1.         Pay-As-You-Go Rules

The House Budget Committee bill includes a proposal to reimpose the pay-as-you-go rules on entitlement programs but to exempt tax cuts from these rules.  Under the pay-as-you-go rules established on a bipartisan basis in 1990 with the support of the first President Bush, both entitlement increases and tax cuts had to be paid for.  Entitlement increases and tax cuts were treated the same — both had to be offset, and their costs could be offset either through reducing other entitlements or raising more tax revenue.

The House Budget Committee bill would reimpose this discipline on entitlement expansions only.  Tax cuts would not have to be paid for.  In addition, entitlement improvements could be paid for only by cutting other entitlements.  Measures to close abusive tax shelters or other tax avoidance schemes and use the savings to finance improvements in an entitlement benefit, such as a veterans benefit or a program to shrink the ranks of the uninsured or reduce poverty, would not be allowed.  Savings on the tax side of the ledger would be off limits for pay-as-you-go purposes.

This proposal, which ignores calls from Federal Reserve Chairman Alan Greenspan and a host of budget watchdog groups to apply the pay-as-you-go rules to both tax cuts and entitlement increases, would have a number of deleterious effects.  It would leave the door open to unlimited, costly tax cuts that could raise deficits to still higher levels.  The proposal also poses other problems:


2.                  The Proposed Discretionary Caps

The discretionary caps for fiscal year 2006 would be very tight and likely lead to substantial, widespread cuts in domestic discretionary programs.

The total of $843 billion for fiscal year 2006 equals the level in the House-passed budget resolution, is $2 billion below the level in the Bush budget, and $9 billion below the level in the Senate-passed budget resolution.

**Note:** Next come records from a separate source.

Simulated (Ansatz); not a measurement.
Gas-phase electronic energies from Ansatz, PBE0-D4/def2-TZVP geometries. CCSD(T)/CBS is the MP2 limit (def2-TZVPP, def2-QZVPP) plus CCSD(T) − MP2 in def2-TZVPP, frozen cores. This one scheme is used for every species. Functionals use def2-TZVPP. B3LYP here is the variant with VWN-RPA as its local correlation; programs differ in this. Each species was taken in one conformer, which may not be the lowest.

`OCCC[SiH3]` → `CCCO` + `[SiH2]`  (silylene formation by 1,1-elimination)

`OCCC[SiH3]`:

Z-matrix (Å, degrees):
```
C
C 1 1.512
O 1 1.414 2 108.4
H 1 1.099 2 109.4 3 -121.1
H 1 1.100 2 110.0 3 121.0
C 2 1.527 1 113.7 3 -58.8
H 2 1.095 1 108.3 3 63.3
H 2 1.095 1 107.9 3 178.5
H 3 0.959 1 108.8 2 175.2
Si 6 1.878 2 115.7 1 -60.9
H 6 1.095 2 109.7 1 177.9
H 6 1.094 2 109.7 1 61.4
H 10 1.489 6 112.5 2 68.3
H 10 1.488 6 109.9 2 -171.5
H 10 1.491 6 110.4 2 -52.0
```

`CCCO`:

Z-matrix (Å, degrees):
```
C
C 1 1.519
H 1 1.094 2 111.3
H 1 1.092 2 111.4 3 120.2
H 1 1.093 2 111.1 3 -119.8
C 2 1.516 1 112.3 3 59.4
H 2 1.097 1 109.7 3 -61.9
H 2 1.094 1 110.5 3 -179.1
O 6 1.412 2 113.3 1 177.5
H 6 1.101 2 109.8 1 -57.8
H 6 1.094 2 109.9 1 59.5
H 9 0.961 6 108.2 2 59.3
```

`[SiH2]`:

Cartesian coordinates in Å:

The proposed discretionary caps would stand in contrast to the discretionary caps imposed in 1990 and 1993.  The caps that House Budget Committee Jim Nussle is now proposing would necessitate significantly deeper cuts than the 1990 and 1993 caps.  Moreover, unlike the caps enacted in the 1990s, these new caps would not be part of a balanced deficit-reduction package that puts every part of the budget on the table — including taxes — and calls for shared sacrifice.

End Notes:

[1] The House Budget Committee bill treats the refundable portion of refundable tax credits as entitlement increases, and so requires them to be paid for.  It makes an exemption to this rule only for the continuation of refundable tax credits enacted in the 2001 or 2003 tax-cut bills.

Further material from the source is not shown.